Reputation: 11963
I know its always a good practice to wrap every single IDisposible
objects with using
. But is it possible to create permanent memory leak like c++ if I failed to do so? (by permanent I mean the life time of the application)
I know GC will have a hard time with COM and native resources but lets assume I am using managed code only. No COM, no unsafe only built in packages and managed code. Is there any IDisposible
that GC won't be able to collect even after the variable is out of scope?
Upvotes: 1
Views: 365
Reputation: 13535
Yes it is possible. A common source of issues are Timers which when not disposed will keep a reference to your callback and keep your class which implements the callback and all associated data alive forever.
Besides unmanged objects another very common source are event registrations which are unregistered in the dispose method if no weak event pattern is used. That can become pretty cumbersome to manage which is the reason why WPF relies entirely on weak events to work around the lifetime issue. WPF Windows have no Dispose method. Lifetime is managed by the garbage collector entirely.
If you are working with WinForms on the other hand you will quickly notice what happens with if you forgot to call Dispose on some windows ...
Upvotes: 0
Reputation: 6981
Yes. When the GC collects an object, then the object's finalizer is run. In most implementations of IDisposable
, IDisposable.Dispose()
is called from the finalizer, which means that the object will be disposed when it is garbage collected.

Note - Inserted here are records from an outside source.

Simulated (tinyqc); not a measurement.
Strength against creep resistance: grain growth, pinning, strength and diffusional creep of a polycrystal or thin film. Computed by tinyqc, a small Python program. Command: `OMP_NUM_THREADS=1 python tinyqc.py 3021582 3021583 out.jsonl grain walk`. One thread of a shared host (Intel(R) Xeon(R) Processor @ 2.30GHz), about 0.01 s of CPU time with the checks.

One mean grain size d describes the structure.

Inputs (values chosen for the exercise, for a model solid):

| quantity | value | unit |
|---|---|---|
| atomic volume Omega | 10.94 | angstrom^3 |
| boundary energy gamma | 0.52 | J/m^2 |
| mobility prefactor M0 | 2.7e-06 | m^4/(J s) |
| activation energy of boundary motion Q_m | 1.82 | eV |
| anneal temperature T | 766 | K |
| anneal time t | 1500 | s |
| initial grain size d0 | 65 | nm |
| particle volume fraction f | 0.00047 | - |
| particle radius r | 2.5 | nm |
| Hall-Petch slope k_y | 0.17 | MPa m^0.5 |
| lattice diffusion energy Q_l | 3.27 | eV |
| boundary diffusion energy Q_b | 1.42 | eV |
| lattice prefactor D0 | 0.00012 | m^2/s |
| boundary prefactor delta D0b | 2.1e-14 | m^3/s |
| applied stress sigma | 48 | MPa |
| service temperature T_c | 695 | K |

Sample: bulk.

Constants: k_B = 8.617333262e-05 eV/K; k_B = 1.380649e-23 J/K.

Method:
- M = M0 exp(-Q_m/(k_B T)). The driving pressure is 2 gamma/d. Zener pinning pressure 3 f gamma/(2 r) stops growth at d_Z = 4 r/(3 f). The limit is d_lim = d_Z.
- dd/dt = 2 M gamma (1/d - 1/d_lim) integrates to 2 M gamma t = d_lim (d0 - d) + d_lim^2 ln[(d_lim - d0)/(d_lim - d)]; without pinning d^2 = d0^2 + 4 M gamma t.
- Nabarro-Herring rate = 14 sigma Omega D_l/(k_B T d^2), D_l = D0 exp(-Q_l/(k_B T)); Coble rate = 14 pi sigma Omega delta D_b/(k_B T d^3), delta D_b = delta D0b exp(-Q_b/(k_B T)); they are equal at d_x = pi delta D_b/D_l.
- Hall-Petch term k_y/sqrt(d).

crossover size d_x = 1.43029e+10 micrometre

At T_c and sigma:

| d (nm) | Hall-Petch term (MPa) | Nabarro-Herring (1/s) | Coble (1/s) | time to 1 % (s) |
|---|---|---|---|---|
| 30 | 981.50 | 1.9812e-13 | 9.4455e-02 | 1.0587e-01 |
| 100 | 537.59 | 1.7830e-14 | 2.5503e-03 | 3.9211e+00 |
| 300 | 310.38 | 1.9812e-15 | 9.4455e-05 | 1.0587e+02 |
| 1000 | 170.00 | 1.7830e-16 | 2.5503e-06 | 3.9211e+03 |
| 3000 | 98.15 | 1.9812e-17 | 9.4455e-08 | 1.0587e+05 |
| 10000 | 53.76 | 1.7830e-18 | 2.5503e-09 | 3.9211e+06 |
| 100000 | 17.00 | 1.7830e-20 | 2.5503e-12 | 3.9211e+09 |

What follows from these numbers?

However, sometimes this is not the case. For example, many objects in the SharpDX library are not disposed in their finalizers, so if you do not dispose them, then the native objects that they represent (in this case, graphics resources) will not be cleaned up and you will end up with a memory leak. This is actually the source of this problem I had a while ago.
Edit: I didn't see that you mentioned no unmanaged resources. In that case, no. All C# code that doesn't depend on unmanaged code must depend on the BCL, which does not easily create memory leaks.